Not repaying a personal loan could have really negative consequences. And unfortunately, this holds true even if you miss a single payment.
When you can’t keep your end of the agreement
Any time you fail to repay a loan, whether it’s a personal loan, auto loan, or home equity loan, you risk major damage to your credit score. That’s because your payment history — which speaks to how timely you are with your bills — carries more weight when calculating your credit score than any other factor.
Now one thing you should know is that you usually won’t be reported as delinquent on your personal loan until you’re 30 days late with a payment. But once you miss a single payment, your credit score could take a big hit. And if you stop paying your loan altogether, your credit score could utterly plunge.
Not only that, but your lender could go after you in court in an effort to get repaid. You may, in some cases, face consequences like wage garnishment in that situation.

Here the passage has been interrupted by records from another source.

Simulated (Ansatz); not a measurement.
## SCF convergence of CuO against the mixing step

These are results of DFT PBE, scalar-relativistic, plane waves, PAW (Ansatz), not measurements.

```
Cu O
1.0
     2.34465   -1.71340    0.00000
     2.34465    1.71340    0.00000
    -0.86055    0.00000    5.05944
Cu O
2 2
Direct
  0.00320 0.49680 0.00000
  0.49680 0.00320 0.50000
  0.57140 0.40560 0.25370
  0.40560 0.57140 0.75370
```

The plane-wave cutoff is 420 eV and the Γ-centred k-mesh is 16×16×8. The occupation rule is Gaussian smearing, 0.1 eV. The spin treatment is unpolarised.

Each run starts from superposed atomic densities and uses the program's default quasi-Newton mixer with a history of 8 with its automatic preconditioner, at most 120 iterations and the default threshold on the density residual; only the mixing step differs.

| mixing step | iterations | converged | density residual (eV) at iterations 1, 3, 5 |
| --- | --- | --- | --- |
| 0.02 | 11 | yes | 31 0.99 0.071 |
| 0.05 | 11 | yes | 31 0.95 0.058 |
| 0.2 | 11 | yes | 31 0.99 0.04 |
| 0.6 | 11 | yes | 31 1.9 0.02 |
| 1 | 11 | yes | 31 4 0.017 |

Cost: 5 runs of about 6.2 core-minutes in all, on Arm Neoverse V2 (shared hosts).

What to do if you can’t repay your loan
You may have taken out a personal loan with every intention of paying it back, only to struggle down the line. If you’re having a hard time repaying your personal loan, reach out to your lender to discuss your situation. Your lender may, depending on your circumstances, agree to let you pause your payments for a period of time or reduce your payments by extending your repayment window.
If you don’t think you’ll ever be able to repay your personal loan in full, another possibility is to negotiate a settlement of your debt where your lender agrees to accept a lower sum than what you owe. Often, these agreements are negotiated by attorneys or debt settlement firms. You’re allowed to try to negotiate yourself, but without a professional in your corner, your chances of success may be limited.
All told, failing to repay a personal loan could have negative consequences that impact you for a long time. So before you sign a personal loan, run the numbers to make sure you can afford your monthly payments. Granted, you can’t see into the future, and if things change, you might reach a point where a loan that was once affordable to you no longer is. But at the very least, make sure you’re starting out with monthly payments you’re capable of handling.